April 2024

Balancing Interest

View from the Square

In recent months, the UK and the US have seen a rise in yields on 10-year Government bonds. However, speculation has been constant on possible cuts in short term interest rates. The conventional wisdom is that the US is generally the first major Western nation to reduce rates and it is now over 40 years since any other country preceded them. A growing number of influential forecasters now believe that the UK will be compelled to reduce short term rates should Consumer Price Inflation fall below 3%.

With short and longer term interest rates in apparent conflict it is worth recalling that there is now some talk in the US about easing Monetary Tightening, which along with the use of interest rates as a control mechanism, is another key route to slowing economic growth. While we are aware that supporting the economy, and peoples’ wellbeing, required significant resort to the printing presses in the UK, it is alarming to note that Government Debt in the UK now exceeds 120% of Gross Domestic Product (GDP). A clue to a need for fiscal caution in the US can be seen where National Debt has now reached 140% of GDP.

There is pressure to reduce interest rates in the US as we are in Election year and almost every time the US economy is in recession the incumbent party loses the election. While the rise in 10-year interest rates signals concern regarding this ratio, political pressure to release the interest rate handbrake is growing. This is a major reason for tech stocks in the US reaching such high valuations, and why Gold has strengthened, as the fundamental backing for the US $ has declined.

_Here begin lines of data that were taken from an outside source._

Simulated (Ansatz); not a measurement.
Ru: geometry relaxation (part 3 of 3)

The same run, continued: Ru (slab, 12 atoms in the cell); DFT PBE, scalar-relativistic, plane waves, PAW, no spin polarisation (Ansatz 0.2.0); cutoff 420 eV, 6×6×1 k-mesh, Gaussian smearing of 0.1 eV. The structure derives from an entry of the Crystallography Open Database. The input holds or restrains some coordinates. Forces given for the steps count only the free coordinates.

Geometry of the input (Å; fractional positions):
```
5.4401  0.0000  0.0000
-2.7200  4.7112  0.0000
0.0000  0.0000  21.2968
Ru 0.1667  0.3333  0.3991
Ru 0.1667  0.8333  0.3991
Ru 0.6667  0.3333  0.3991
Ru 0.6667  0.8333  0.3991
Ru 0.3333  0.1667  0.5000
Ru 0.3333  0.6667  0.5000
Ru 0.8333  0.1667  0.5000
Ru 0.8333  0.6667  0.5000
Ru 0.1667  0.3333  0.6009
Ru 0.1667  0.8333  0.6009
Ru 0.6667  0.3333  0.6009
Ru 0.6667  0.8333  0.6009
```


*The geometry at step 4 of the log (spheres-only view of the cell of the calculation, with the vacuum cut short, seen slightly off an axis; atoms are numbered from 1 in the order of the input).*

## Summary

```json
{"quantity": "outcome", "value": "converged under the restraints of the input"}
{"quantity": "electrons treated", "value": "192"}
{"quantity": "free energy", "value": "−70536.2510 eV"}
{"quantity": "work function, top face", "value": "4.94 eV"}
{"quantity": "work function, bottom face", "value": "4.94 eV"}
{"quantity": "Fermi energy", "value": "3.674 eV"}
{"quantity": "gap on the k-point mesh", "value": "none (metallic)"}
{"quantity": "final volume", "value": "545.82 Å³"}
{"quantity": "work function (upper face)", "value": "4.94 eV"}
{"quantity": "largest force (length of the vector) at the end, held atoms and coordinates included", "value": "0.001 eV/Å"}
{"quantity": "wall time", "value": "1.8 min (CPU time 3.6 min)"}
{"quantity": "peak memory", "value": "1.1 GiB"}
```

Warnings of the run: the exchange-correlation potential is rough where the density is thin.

Research from Bank Credit Analyst (BCA) suggests that the most favoured markets for equity investment are currently the US and the UK; the US is the dominant Western economy, and the UK is on the cusp of falling inflation and an imminent reduction in interest rates. With both economies perhaps just avoiding recession equities can be considered, and it may be that the persistent outflow of funds from the UK could start to reverse as a result. The sudden spike in UK rates at the time of the Truss Budget caught many unawares, and heavily indebted consumers, and companies have been under severe pressure ever since. This might be about to change or at least improve.

We have recently spent time with Joe Kalish, a co-founder of Ned Davis Research. NDR are a particularly settled team, veterans of many and varied market cycles. They too believe that US bond rates are now near a peak, and encouragingly the steadiness of recent US economic data suggests the strong possibility of a double-digit lift in equity values before the end of 2024. Such a firm tone in equity markets in the second half of the year is likely to bring a shift in sector preferences with a particular emphasis on growth stocks. We believe this will give good opportunities for capital growth and there is evidence that stocks that do deliver are finally being recognized in price terms. This supports our view that the increased flow of takeovers by acquiring corporates points to an undervaluation of UK listed stocks. Companies are aware of this, and clear evidence of their concern can be seen in substantial share buybacks, which are often allied to dividend increases and are adding value to current equity holdings.